Gen. Mariano Guadalupe Vallejo, born in 1808, was to become the most prominent man in Northern California. He could date his ancestors back to the days of Columbus, when Alonzo Vallejo, admiral to the Spanish King, escorted Columbus back to Spain.
The Vallejos enter the history books again when they located in Mexico. It was the Vallejos of Guadalajara who sent their son Ignacio with an expedition to explore the wilderness of California.
In California, Ignacio married Maria Lugo, also from a notable family. She was 13, he was 40. They settled in Monterey to raise a family. Their eighth child was Mariano Guadalupe.
The young Vallejo was a scholar and a voracious reader. At age 16, he became a cadet in the Monterey Company of the Mexican Army at the same time he was appointed private secretary to California’s governor, Luis Arguello. He made his mark in that position by drafting some important historical documents for the government.
By age 20, he was a member of the territorial legislature. The next year, he successfully quelled an Indian uprising. Vallejo’s range of abilities and leadership qualities were now quite evident and in 1829, at age 23, he was sent from the presidio in Monterey to Yerba Buena (San Francisco) as commander of its presidio. Presidios were military posts, fortresses, that the Spanish established to protect their holdings and missions.
Yerba Buena was the northernmost outpost of the Mexican Republic and was a lonely frontier; the only occupants were a handful of soldiers, a small number of squatters and the mission padres. Nevertheless, this appointment was a coup in Vallejo’s military career.
Though he was a military disciplinarian, Vallejo proved to be a popular leader loved for his fairness and generosity. It was not unknown for him to lend his soldiers money until their pay came.

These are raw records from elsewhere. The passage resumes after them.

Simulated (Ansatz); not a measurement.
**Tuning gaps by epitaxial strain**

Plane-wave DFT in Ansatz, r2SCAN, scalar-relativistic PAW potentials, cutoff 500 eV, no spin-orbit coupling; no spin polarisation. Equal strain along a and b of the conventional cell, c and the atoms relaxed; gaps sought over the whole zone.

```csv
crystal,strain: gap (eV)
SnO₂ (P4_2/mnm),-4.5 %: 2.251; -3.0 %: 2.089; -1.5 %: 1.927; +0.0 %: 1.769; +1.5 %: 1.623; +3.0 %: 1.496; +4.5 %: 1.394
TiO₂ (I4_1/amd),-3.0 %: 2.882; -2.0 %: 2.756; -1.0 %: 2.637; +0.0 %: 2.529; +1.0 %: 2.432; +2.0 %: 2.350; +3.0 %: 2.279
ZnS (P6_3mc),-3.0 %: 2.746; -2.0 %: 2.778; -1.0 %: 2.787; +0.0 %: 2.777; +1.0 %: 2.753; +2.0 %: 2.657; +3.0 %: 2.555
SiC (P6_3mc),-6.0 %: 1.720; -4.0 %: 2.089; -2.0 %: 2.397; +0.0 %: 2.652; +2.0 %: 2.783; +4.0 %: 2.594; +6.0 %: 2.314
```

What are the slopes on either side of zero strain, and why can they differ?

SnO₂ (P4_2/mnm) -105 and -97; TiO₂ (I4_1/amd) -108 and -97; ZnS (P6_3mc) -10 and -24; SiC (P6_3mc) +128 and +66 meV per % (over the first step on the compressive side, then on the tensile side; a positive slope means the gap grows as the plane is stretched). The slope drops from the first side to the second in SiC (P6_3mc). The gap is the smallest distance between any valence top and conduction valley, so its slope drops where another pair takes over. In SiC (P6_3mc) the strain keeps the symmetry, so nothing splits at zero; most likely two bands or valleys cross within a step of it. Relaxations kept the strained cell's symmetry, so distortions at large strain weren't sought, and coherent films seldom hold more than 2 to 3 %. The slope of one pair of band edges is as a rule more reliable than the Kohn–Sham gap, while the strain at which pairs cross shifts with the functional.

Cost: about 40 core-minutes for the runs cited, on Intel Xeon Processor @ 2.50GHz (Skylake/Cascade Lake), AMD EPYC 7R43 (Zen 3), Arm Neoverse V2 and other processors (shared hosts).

In 1831, he was designated collector of port, alcalde (mayor or chief judicial official of a Spanish town) and comandante of the Yerba Buena presidio. He was 24.
In 1833, the governor was disturbed about rumors concerning the Russian presence in Bodega and Fort Ross and their supposed intentions to move inland. Vallejo was sent on an expedition to these Russian settlements to size up the situation. He returned with the conviction that a “buffer” should be established to prevent Russian encroachment.
To establish a buffer, Vallejo surveyed many spots, including the Suisun Valley. He chose the site of the Mission San Francisco de Sonoma.
In 1834, Vallejo was named administrator of the Sonoma Mission post. His duties, as spelled out by the governor, were as follows: To put the mission under civil administration; to free the Indians who were forced to work there; and lastly, to suppress the aggressive Suisune Indians and other tribes. The Suisune Indians were scattered throughout Napa, Sonoma, Lake and Solano counties. He succeeded in achieving all his goals.
In 1835, Lt. Vallejo was designated comandante of the northern frontier. His task was to colonize the northern territory so as to create the needed “buffer” against the Russians. This included the plains and valleys of Suisun, Laguna and Vaca which had been designated as part of the District of Sonoma of the Republic of Mexico when it was established in 1821.
The mission in Sonoma where Vallejo had his headquarters was founded in 1823. Mission records indicate that a branch of the mission existed as far back as 1824 in the Suisun Valley where there was a house for the padre’s visits, a corral and an Indian overseer.
In 1835, Vallejo arrived at his headquarters with his wife, Francisca Benecia Carrillio, who was born of an influential family in San Diego. They brought with them their one child and Benecia was then expecting another child. When they arrived, the only non-Indians in the area were a few nomadic trappers and the mission padres.
The pioneer conditions at the mission were not suited for the likes of the sophisticated Don and his wife. The year they arrived, Vallejo built a spacious adobe ranch house, La Casa Grande, erected substantial military barracks and laid out the largest plaza in all California, making this the center of the town he called Sonoma.
When the Indians were freed, some went back to living the way of their ancestors, but many chose to remain at the mission. These Indians were given work building Vallejo’s structures. Vallejo had them making shoes and boots and weaving blankets. As household workers, they washed clothes, ground corn and made tortillas. Vallejo allotted portions of the mission lands and cattle to the Indians, launching them as independent ranchers.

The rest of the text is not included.